Titan Machinery unveiled a 10-fold rise in losses as it swallowed the costs of staff losses besides of weaker margins in farm equipment sales, and a setback to its Ukraine operations too from the country's political crisis.
The agricultural and construction machinery dealer reported a loss of $4.14m for the February-to-April period, compared with a $409,000 loss a year before, and representing its worst quarter in at least nine years.
The loss reflected in part one-off costs of closing eight, mainly construction equipment, stores and reducing the company's workforce by 4.5%, leading to a $1.9m charge during the period.
However, even after excluding one-time effects, the group's loss per share, at $0.11, was its biggest on records going back to fiscal 2007 and above the $0.09 per share that Wall Street had expected.
Nonetheless, the group stuck by forecasts for the underlying earnings of $14.8m-21.1m in fiscal 2015, which ends in January, equivalent to $0.70-1.00 per share, on revenues of $1.95bn-2.15bn.
The store closures and staff reduction in the latest quarter "improves the overall foundation of our business", said David Meyer, the Titan Machinery chief executive, adding that the impact of cost savings were already being seen.
Titan Machinery shares eased 1.1% to $17.41 in early deals in New York.
The group's revenues for the February-to-April period rose by 5.4% to $465.5m, with a jump in construction machinery sales more than offsetting a decline of 2.1% to $352.6m in takings at the core US agricultural equipment operation.
However, the construction business remained in the red, while US ag machinery profits halved to $4.0m, with profitability on equipment sales in particular fading, and offsetting a jump in profits from parts and service, which now account for more than half the group total.
"Solid performance from parts and service was offset by lower equipment margins," said Titan, which sells Case and New Holland machinery.
Prices of used agricultural equipment were "under pressure" in the US thanks to a build-up in levels of inventory held by dealers.
Titan also noted some setback at its, small, Ukraine operation from the country's political and economic turmoil, which was "impacting" both the group's own operations and those of major customers.
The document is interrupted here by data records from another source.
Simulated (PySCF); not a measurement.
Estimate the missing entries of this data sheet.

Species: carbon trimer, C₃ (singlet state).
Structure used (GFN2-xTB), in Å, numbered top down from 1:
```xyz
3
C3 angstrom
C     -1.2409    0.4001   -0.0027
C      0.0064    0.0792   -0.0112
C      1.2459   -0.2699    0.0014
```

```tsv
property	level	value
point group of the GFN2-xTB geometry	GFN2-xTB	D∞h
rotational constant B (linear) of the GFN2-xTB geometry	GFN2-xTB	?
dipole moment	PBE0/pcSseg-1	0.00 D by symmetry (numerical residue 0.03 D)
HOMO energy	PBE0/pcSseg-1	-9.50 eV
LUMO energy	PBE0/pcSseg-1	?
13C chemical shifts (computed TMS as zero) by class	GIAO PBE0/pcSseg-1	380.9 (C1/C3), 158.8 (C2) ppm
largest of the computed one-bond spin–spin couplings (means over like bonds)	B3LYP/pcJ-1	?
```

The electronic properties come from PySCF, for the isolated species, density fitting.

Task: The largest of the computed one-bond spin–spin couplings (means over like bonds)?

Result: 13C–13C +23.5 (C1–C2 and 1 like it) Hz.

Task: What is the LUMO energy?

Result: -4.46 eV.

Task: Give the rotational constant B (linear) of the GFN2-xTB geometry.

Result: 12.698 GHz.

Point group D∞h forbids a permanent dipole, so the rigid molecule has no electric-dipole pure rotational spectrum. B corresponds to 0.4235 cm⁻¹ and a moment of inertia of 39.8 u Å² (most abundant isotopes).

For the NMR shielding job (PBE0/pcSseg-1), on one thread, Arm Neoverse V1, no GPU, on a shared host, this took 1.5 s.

Customers were facing reduced credit and increased credit, with the industry tackling the impact of a strong devaluation in the hryvnia too.
Many former Soviet Union farm operators, such as Trigon Agri and Kernel Holdings, have remained sanguine over the Ukraine crisis, flagging a boost to export takings, in local currency terms, from the weakened hryvnia, balancing the raised costs of imported goods, and some other effects.
Titan Machinery forecast a rise of 5-10% in same store sales at its non-US operations, which also extend into the European Union countries of Bulgaria, Serbia and Romania.
Like-for-like sales in US farm equipment, however, will fall by 10-15%, accelerating from a drop of 1.2% in the latest quarter on a same-store basis.
Other observers are also downbeat over North American farm machinery market prospects, as lower crop prices deter farm spending, with Deere & Co, the owner of the John Deere brand, forecasting industry sales in Canada and the US falling 5-10% over its fiscal year, which ends in October.
AgJunction, the farm satellite equipment group, this week blamed "general weakness in the agriculture industry" for a profits warning.